UKVINE CATCHES up with Paul Olding, south London’s unlikely winemaker:


IT IS NOT long into conversation with Paul Olding that the penny drops: this man is no dilettante in the world of winemaking. His unlikely vineyard location – Lewisham, south London – invites mockery and suspicion that the man knows next to nothing about commercial wine production. Add to that his day job in the media, and there is a grave suspicion of a tongue-in-cheek approach to production.

Instead, as that penny rolls away across the floor, you’ll appreciate this man knows how to cultivate his crop and has a serious business plan that will secure commercial production in the years to come.

Decade of learning

To describe Olding as self-taught belittles a decade of self-education in viticulture that highlights his interest in English wine and its production.

He says: “My interest started 10 years ago. I spent four or five years reading up on the topic and visiting vineyards and winemakers in England. I love English wine and was determined to produce my own.”

As well as interrogating winemakers, Olding took himself off to Plumpton for a week’s crash course in vineyard management.  He has not sought a viniculture degree from Plumpton, preferring instead hands-on experience in the process.


So where does Olding cultivate his crop in Lewisham, not noted for its bucolic conditions. He says: “I have an allotment measuring seven by thirteen metres, officially 0.01hectare in size.”

The growing of grapes on an allotment in South London initially raised eyebrows from other urban growers, he recalls. However, as the vines have become established, other allotment holders have warmed to the crop so much that cuttings have been taken and planted elsewhere. There are now a number of further vines, though none are established for wine making.

One major concern pointed out to Olding was that the site consisted of London clay. He says: “My response was that it is the same soil that nurtures Chablis.”

With the establishment of the vineyard, 2009 the name Olding Manor was established. The ‘Manor’ makes a playful reference to French chateaux and the fact that Mrs (Andrea) Olding was born within the sound of Bow Bells and the couple felt an East End feel was appropriate.

Olding selected three hybrid varietals imported from Germany: two whites (Phoenix and Orion) and a red (Regent). No chemicals are used in the growing of the grapes, and everything on the allotment is done by hand.

Family affair

The Olding family is very much involved in the project, says Olding. As well as Mrs Olding’s contribution, eight-year old son Huw has completed a debut documentary film about production of Olding Manor’s Regent red wine at Olding Manor which was shortlisted in the under 15 category for Cinemagic Young Filmmaker award held in Belfast in December 2011.

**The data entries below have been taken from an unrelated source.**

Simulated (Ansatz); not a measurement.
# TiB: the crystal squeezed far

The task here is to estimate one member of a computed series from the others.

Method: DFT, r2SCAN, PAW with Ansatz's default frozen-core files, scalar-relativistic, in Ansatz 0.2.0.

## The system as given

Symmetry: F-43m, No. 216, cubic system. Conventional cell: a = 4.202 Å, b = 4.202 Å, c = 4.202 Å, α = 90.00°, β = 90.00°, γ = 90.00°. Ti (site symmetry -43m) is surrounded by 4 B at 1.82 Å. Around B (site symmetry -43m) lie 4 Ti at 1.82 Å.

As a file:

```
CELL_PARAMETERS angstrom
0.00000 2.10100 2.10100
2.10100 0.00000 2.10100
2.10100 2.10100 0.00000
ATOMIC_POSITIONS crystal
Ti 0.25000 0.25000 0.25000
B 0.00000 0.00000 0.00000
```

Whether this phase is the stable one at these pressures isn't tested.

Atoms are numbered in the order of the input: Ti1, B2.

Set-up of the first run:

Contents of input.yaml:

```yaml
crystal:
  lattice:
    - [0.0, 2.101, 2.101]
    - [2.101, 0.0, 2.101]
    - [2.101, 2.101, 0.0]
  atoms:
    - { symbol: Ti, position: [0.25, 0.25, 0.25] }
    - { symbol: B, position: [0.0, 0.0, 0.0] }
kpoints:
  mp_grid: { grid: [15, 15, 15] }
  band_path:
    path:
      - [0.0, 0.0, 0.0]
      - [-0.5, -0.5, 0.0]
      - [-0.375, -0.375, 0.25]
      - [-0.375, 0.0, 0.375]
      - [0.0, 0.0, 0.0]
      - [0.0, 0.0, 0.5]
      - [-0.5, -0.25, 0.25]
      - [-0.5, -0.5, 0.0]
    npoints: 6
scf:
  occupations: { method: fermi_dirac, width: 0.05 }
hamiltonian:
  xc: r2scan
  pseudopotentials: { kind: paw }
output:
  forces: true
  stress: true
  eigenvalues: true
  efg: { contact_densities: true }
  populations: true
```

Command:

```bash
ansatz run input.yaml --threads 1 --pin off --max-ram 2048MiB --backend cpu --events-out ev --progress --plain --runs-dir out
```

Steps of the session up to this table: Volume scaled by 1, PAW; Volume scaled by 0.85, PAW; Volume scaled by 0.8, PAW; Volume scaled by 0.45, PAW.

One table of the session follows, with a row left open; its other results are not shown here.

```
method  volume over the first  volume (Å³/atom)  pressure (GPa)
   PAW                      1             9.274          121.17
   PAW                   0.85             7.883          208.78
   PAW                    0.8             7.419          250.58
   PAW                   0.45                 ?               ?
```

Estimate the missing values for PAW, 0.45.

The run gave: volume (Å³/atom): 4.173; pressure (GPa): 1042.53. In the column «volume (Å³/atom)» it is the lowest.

Olding Manor is currently looking for land in Kent to expand into full commercial production and is appealing for owners of small pieces of land to get in touch for future developments.

He says: “I will go commercial. I am making small batches from my 45 vines. They make some 130 bottles, which we consume as a family.”

He is set to discuss this next step with Wine Skills to learn about the world of licenses, laws and business practices for commercial winemaking. He hints that one of his contacts as a film-maker, a well-known celebrity with a love of wine and deep pockets, might come on board to support him.

“I like to get my hands dirty. There are lots of people running off to Plumpton. Instead, I have visited large commercial vineyards in England and talked with winemakers.  The fact is they use great big tanks, I use small tanks. We are all doing the same thing, just on a different scale.

“You do not have to listen to the nay-sayers. I didn’t and that is why I am the only vintner in Lewisham!”


ukvine comment

There are superficial similarities with that other south London wine project, Chateaux Tooting. Of course, that is a co-op while Olding Manor is more a garagiste approach to wine production. Simon Fisher in Croydon is also working on wine production in south London.

ukvine wishes Paul well with his project and look forward to the day we can use our corporate Oyster card to taste his wines!